In the spring of 2011, Lucia Phinney and Jaquelin T. Robertson Visiting Professor Lionel Devlieger led an option studio entitled “Tools for Conviviality,” which sought to understand the wood industry in Virginia and how its waste products might be reused. One outcome of the studio‘s research was a composition that mapped various flows of wood between initial states, used products, and disposed ends. The research for the body of the diagram was derived from within two industries: material recovery facilities (MRF) that break down construction and demolition debris for reuse, and mills of different wood and paper types that produce not only specific products for human consumption but also create by-products and waste in many forms.
GENERATING A DIAGRAM OF WOOD FLOWS
A starting point in developing a language for the diagram was to identify bifurcations within the system. These pertained not only to the rejected and defective pieces, but also to the amount of excessive waste produced as part of the transition from a wood product into a reusable one. We then investigated the potential reuse of waste in order to bring this material back into the system.
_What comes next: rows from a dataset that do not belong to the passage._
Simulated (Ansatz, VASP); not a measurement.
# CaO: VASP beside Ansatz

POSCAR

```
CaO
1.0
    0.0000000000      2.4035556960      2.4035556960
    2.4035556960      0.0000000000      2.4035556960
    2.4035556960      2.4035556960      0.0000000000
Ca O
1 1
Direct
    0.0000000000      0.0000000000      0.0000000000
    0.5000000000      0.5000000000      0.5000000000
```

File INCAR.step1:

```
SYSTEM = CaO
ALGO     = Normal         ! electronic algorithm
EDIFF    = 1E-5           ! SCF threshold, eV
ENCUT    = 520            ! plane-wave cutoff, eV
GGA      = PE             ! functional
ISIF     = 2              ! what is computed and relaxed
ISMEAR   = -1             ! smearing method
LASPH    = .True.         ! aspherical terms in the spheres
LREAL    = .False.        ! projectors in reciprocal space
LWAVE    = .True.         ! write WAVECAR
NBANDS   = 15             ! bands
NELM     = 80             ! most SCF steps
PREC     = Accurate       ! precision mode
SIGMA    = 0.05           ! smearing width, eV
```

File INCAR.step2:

At first, the data were organized into a linear trajectory, beginning with forest logging and ending at the landfill. However, several visits to different facilities and a thorough investigation into a broad range of wood products uncovered a series of down-cycling processes (as in paper, which can be recycled as many as eleven times), as well as up-cycling processes (as with particle board or engineered decking, which is produced out of ‘end cuts’). Due to this revision, wood cycles and manufacturing processes are understood as a series of multidimensional branches with subdivisions and connecting loops at different stages.
By separating the wood flows, processes, and by-products, more specific relationships were found between manufacturing facilities and wood cycles than originally anticipated. Among the discoveries was that MRFs and wood mills in Virginia are not producing large amounts of landfill waste in comparison to other kinds of waste. Not only is it expensive to discard large quantities to landfills, but most of the waste, if in the form of woodchips or sawdust, is being reused as fuel to power machines in the facilities themselves. Additionally, a substantial portion of wood waste in landfills was coming from human disposal of construction and demolition debris as well as from furniture and other miscellaneous by-products that were chemically treated or somehow contaminated as part of the recycling process. This latter piece of information was difficult to define as a specific percentage; the life span of chemically treated products within a typical household can be of several years before it ends up at a landfill, making it challenging to locate and quantify after leaving the system.
The final version of the wood flow diagram provides a visual representation of the approximate volume of wood material currently in the system, the many trajectories that wood makes before it reaches an inactive stage within the system, its by-products that transition downward to become recycled products, and the various forms of waste that are created as part of the process in the state of Virginia.